Godfrey came next and, having apparently heard about the oath from Hugh, initially resisted his invitation to meet with the emperor. Alexios switched from carrot to stick, informing Godfrey that the empire would neither feed his army nor transport it across to Anatolia until he’d taken the oath. Godfrey eventually ordered his men to attack the city but they were easily driven off by the Byzantines, at which point he finally acquiesced. Only Raymond, the most senior of the Crusader lords, avoided taking the oath and simply promised not to take any action that would harm the empire. A couple of other Crusader lords, including Bohemond’s nephew Tancred, managed to get across to Anatolia without taking the oath but eventually were tracked down by Alexios and had no choice but to accede to his demand.
As I say there seems to have been some divergence in terms of the nature of this oath. For Alexios it was a simple loyalty pledge, but the Crusaders seem to have regarded it as a feudal vassalage arrangement under which they were obliged to serve Alexios but Alexios, as the feudal lord, was also obliged to support their campaign in return for said service. It was Alexios’ failure to fulfill his perceived obligations at Antioch that prompted the Crusaders to break the pledge to return that city, and the rest of their conquests, to the empire.
Ironically it was Bohemond whose visit with Alexios took the longest and may have involved the most intense political negotiations. I say “ironically” because, of all the Crusader lords, Bohemond was the only one who had fought against the Byzantines and thus the one whose relationship with Alexios should have been the most fraught. It’s also ironic because it was Bohemond who later refused to turn Antioch over to the Byzantines and thus broke the relationship between the Crusade and the empire.

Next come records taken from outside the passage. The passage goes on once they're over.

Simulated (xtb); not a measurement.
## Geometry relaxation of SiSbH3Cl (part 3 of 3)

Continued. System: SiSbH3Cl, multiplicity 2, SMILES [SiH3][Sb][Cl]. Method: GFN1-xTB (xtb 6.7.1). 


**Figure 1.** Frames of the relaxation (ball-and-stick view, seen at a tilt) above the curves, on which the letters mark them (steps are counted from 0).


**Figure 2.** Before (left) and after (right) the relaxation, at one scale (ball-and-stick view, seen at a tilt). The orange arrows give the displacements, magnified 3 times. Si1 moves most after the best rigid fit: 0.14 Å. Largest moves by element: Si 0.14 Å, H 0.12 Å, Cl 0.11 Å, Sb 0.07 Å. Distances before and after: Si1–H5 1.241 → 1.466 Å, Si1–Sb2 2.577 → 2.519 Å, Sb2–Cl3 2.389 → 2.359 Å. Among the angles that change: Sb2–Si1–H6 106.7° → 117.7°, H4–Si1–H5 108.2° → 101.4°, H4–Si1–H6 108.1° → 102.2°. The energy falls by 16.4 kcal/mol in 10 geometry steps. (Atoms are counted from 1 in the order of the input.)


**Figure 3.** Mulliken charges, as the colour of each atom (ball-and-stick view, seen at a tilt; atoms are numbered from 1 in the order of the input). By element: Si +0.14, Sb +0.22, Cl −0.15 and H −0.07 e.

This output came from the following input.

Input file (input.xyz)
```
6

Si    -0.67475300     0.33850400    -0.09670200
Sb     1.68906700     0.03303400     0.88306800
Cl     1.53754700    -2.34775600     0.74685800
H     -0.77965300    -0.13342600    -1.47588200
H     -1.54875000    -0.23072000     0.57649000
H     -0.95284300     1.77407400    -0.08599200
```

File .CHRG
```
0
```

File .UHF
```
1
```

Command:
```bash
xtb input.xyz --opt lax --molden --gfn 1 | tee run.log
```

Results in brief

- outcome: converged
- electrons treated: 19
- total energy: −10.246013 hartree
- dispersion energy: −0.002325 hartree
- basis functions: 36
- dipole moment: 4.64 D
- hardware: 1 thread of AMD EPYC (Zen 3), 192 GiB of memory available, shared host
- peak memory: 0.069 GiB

However, Bohemond had some things going for him that the other Crusader lords didn’t, like an army that had experience fighting the Seljuks and an ability to speak Greek. He also had ambition. Contemporary scholarship tends to discount the notion that western nobles went on Crusade to get rich—usually it cost far more to outfit and deploy an army than one could possibly expect to gain on campaign. But this first time around it’s possible at least some of the Crusader leaders had visions of wealth in their heads. And if anyone would have been looking to get richer on this quest it would have been Bohemond, whose holdings weren’t all that impressive. It seems that he and Alexios discussed making him the emperor’s Man on Crusade and he may have been promised some sort of future political appointment to govern whatever territories the Crusaders conquered on behalf of the empire. Alexios also seems to have showered more gifts on Bohemond than on the other Crusader lords, which lends credence to the notion that the two men were hatching some sort of side project. None of that, of course, amounted to anything after Antioch.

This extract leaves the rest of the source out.